Federal Office of Transport facilitates multimodal mobility

The Confederation wants to make it easier for people to combine different means of transport. For businesses to develop services to this end – for instance, mobile apps – they require access to data from various mobility and service providers. To make this exchange of information easier, the Confederation intends to offer a new public service in the shape of a national data infrastructure on mobility. Multimodal services will facilitate access to public transport, making it more attractive to new customers.

In the future, consumers will be able to put together customised multimodal mobility solutions, either on their computer or smartphone and purchase them directly online. This will make it easier to combine different forms of transport such as public transport, car, bicycle or mini scooter sharing, taxis and other forms of mobility, leading to more efficient and economic use of transport services. Hence, over time, the entire transport system will become more efficient and sustainable. The Federal Council submitted the corresponding bill on promoting multimodal services for consultation in 2018. The evaluation has shown that a majority of mobility service providers, associations, organisations, cantons and parties are in favour of better-integrated mobility services.

The most important requirement for improving multimodal mobility is making access to data easy and secure. This is essential if app developers and website operators are to provide consumers with integrated services, and mobility providers are to visualise their services and enable consumers to book them. Basic data on transport networks, means of transport and sales systems are not yet accessible in many areas. Active cooperation between app developers, mobility services providers and other data holders is rare and involves a lot of effort and expense for those involved.

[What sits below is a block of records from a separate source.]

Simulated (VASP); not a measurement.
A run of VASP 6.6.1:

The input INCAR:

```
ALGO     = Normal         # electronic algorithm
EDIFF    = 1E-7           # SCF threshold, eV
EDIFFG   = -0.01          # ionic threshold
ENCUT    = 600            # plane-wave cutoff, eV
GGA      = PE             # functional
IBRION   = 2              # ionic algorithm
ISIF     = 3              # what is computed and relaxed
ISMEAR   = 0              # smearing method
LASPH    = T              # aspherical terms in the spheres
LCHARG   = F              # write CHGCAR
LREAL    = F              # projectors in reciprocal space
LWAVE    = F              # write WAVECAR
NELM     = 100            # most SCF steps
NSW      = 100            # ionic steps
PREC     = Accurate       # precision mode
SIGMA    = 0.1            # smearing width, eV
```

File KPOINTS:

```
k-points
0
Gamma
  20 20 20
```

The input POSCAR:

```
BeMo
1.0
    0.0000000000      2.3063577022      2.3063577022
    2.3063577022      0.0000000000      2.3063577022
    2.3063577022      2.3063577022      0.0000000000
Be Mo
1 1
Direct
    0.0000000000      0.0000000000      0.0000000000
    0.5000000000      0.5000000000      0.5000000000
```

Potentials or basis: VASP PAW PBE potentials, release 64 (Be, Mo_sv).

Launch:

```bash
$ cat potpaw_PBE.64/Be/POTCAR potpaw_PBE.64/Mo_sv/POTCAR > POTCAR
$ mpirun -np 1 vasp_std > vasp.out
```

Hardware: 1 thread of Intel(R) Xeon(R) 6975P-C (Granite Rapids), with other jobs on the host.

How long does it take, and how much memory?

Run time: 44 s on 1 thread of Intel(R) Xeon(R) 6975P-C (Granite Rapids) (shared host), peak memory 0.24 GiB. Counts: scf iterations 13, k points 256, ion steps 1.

In the light of this, the Federal Council has given DETEC a mandate to develop the ‘National Data Infrastructure on Mobility’ (NaDIM) for exchanging mobility data and to draw up the necessary legal provisions in the dispatch on multimodal mobility. NaDIM should be independent, reliable, open, non-discriminatory, transparent, non-profit-making, of a high quality and technically versatile. Use of the infrastructure is voluntary and the data remains with the respective owner, who also manages it. Implementation will take place in stages

Public transport should play a key role in multimodal mobility and be integrated easily into multimodal mobility services. This should make it easier for consumers to access public transport since the complex system of fares will no longer apply.

Opening public transport ticket sales to actors outside the sector should – as the public transport sector proposed in the consultation – be regulated by the sector itself and not by the Passenger Transport Act. Regulation must be in line with federal law, which means it must comply with the provisions on competition and the Passenger Transport Act. It must also be approved by the Federal Office of Transport.